The author is a deputy industrial team editor of the JoongAng Ilbo.


People got onboard, the door closed and the bus started to move. It moved for just a few meters and then made a sudden stop.

A honk was heard.

A man who seemed to be a worker looked surprised. The man, who had a broom and a dustpan, stared at the bus for a few seconds and moved to the side. As the bus moved again, he threw the broom and yelled. He seemed to be angry.

In October 2018, France’s mobility company Navya introduced an autonomous electric bus called Autonom at the Paris International Motor Show.

The shuttle operated around the exhibition halls at Paris Expo in Porte de Versailles. It had a large liquid crystal display panel and no driver.

The autonomous car detects obstacles in front of it. It stops and sends a signal as programmed. The man who was cleaning was startled as the bus honked suddenly. He looked into the bus, but there was no one in the driver’s seat. “I would have been angry, too,” said a reporter from England who was smoking next to me.

The Autonom bus can’t express feelings. It operates as designed, detecting the size and type of the obstacle to make a stop. It is the humans that apply feelings to the movement of emotionless machines.

Autonomous vehicles do not have will or emotions. They have cameras and video processing programs. They have radars to detect obstacles and lasers to determine the volume of the obstacle.

Utilizing big data, autonomous driving has become more precise. The entry barrier is both lower than I thought and higher than I expected.

While the technology could become a practical reality soon, I think it is unlikely for most readers to go home sleeping or reading in their cars in their lifetime.

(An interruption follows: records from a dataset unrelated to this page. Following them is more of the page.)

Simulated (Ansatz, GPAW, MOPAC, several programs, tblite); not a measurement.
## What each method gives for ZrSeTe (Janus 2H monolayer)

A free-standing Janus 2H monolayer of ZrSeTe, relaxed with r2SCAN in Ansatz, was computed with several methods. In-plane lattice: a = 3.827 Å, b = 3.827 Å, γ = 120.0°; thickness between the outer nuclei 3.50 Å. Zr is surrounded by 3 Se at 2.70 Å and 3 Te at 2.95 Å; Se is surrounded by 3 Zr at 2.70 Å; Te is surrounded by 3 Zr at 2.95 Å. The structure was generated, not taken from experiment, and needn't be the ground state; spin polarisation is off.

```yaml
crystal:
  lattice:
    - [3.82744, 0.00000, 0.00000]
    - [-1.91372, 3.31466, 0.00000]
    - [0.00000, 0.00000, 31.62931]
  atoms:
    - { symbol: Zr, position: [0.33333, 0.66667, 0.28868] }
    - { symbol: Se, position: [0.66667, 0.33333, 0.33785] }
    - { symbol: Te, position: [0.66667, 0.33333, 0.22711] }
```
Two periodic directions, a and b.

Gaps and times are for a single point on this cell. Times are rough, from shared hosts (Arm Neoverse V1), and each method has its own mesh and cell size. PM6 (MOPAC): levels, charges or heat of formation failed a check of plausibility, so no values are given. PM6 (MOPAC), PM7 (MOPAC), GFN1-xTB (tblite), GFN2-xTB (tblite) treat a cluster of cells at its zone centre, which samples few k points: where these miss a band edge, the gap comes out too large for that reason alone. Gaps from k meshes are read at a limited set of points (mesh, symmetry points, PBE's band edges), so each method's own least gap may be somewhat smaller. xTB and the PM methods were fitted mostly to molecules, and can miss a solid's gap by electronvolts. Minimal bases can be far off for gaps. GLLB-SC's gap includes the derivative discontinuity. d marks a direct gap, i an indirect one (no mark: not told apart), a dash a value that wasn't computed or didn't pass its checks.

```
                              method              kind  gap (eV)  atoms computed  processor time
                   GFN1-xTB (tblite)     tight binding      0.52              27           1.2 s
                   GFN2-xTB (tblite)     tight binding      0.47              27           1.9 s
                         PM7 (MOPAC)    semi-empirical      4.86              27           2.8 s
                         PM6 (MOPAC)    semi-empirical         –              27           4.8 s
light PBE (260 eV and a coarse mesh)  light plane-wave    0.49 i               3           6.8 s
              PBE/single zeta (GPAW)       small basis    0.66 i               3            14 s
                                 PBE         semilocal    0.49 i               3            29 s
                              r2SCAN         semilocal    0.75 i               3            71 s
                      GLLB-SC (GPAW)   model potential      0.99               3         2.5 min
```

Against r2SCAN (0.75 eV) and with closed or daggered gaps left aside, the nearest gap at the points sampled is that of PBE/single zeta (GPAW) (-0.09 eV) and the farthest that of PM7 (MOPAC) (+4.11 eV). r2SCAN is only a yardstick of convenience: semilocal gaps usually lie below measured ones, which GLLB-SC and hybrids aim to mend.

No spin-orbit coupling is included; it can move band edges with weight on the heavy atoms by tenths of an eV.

Technology is developing. What’s more important is social acceptance and consensus.

If the autonomous bus did not consider, or was not programed to consider, a cleaner as an “obstacle,” it would have said, “Thank you for your service. Please move aside for a moment.”

What’s frightening is not the machine but the people who consider the cleaner as an “obstacle,” or forgot that he was a human.

That’s where the problem always begins.